Review: A Political Theory of Territory

A Political Theory of Territory by Margaret Moore

Territorial rights are a hotly contested issue across the world today. Russian-annexed Crimea, the conflict in Iraq regarding Kurdistan, Indigenous and First Nations groups fighting for control over historical lands, oceanic conflict in the South China Sea, Israeli-Palestinian conflict on the West Bank; all of these events have made international headlines in recent years. And it has begged the question: how can we decide who has the right to control any one peace of land?

Margaret Moore’s  book explores this particularly thorny and contested issue. Her theory outlines a few key characteristics of rightful ownership of territory: the people share a political identity to express their right to self-determination, they rightfully occupy that land, and they have a continuing relationship with the land and its resources. Now these are very general criteria and one can easily see that there might be holes, but Moore goes into detail about the merits and pitfalls of her theory. She compares it to other theories of territorial rights, and explores the theory in terms of real life historical and present examples of territorial conflict. These case studies of practical application of her theory were parts I particularly enjoyed about this book.

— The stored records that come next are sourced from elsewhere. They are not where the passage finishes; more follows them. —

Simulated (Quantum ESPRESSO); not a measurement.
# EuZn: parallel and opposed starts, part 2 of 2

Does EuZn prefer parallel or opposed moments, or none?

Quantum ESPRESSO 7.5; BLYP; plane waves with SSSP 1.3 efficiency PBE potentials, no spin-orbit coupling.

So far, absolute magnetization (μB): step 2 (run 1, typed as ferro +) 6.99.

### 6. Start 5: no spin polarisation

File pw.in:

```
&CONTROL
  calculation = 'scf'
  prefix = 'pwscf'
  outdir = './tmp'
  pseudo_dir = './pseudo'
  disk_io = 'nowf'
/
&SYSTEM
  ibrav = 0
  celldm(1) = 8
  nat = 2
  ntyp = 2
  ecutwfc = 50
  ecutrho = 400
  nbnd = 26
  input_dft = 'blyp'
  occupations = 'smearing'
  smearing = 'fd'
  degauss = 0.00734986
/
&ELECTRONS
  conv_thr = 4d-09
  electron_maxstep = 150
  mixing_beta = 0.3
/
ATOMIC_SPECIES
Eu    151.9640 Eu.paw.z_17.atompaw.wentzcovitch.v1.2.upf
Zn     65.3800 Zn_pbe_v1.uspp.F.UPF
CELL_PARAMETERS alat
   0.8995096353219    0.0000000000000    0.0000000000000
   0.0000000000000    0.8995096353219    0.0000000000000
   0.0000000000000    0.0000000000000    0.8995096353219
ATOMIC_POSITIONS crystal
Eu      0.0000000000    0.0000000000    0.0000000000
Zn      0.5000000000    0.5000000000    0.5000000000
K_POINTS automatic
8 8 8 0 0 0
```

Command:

I gave the A Political Theory of Territory a 6/10. I think the topic is very pertinent to modern day geopolitical conflict, both internationally as well as domestically here in Canada. I didn’t actually agree with Moore, but I think she presents interesting arguments and surveyed the issue from a (relatively) neutral stance.  I would definitely recommend this book if you’re into geopolitics and international relations. However, the book is very academic and can get a bit dry at times. Unless you’re truly interested in the topic, I would probably warn that you might not be able to enjoy it.